A lot of opinions here!
I've lived with 10+ women. None of them went off sex. None however seemed to have the stable background your GF has. I'd bang them 3 times a day every day, but after a year, I went off it. That was a problem!
It's very unfair for other posters to suggest she needs to see a doctor! That just represents an infantile approach to dealing with stuff as an adult, using other so called professionals as in locus parentis.
If you smooch, cuddle & spoon - your relationship is fine! She likes sexual frequency less than you, but what's it like when you do? If it's good+ then that's another positive sign, & obviously a bit negative if it isn't.
Many women change their mindsets when you start to cohabit - she's probably thinking of the future, a career path, when to have a baby, & where to live - lifelong objectives - women do this all the time.
Men, including you, just think - when am I gonna get laid again!
So the mindset between just wanting to shag someone, & having an enduring relationship is completely different.
So, does she talk about the future - yours together? If so, & you love her, chill out - it's your hormones, not hers - just have a wank!
The only concerns I'd have, would be if she wasn't talking about & planning your future, in which case - you're a stop gap relationship for a serial monogamist.
A lot of guys feel an increased need to copulate with their partner when they feel that they may be cheating, or that they don't love them as much as they used to - I believe it's a throwback to the old - get her preggers & she'll stay.
If, as I suspect, all is fine however, is there anything else you could be doing? Going out with friends, study, a hobby you're neglecting?
You could be just too absorbed in her - you need to do things that you want to do too - outside of the bedroom. It sounds a little like she holds the power in this relationship, even if she acquires it passively.

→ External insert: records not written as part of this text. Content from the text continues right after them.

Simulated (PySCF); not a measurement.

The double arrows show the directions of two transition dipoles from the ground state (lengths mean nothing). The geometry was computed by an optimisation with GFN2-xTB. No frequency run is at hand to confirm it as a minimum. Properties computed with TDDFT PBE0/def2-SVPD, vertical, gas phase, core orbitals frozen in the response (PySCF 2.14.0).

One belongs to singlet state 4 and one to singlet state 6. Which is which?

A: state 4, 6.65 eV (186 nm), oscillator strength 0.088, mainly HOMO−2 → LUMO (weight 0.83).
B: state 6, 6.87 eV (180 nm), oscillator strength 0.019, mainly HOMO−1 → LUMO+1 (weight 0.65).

Get out, have fun, don't be her poodle. You have to be a man, not a wuss. You may both find this rewarding, & if she doesn't like it, she'll either start feeling scared, & initiate more sex to get you back around her more, or she'll start bleating, & saying maybe she'll change, which you really should just ignore.
Either way, you'll be spiritually & emotionally more fulfilled. There's a world of wonder outside your bedroom walls!
Edit: Oh yeah, don't take people away on expensive trips in order to persuade them to have sex - it doesn't work. You only do that as a reward for having an amazing relationship, or to impress naughty new partners!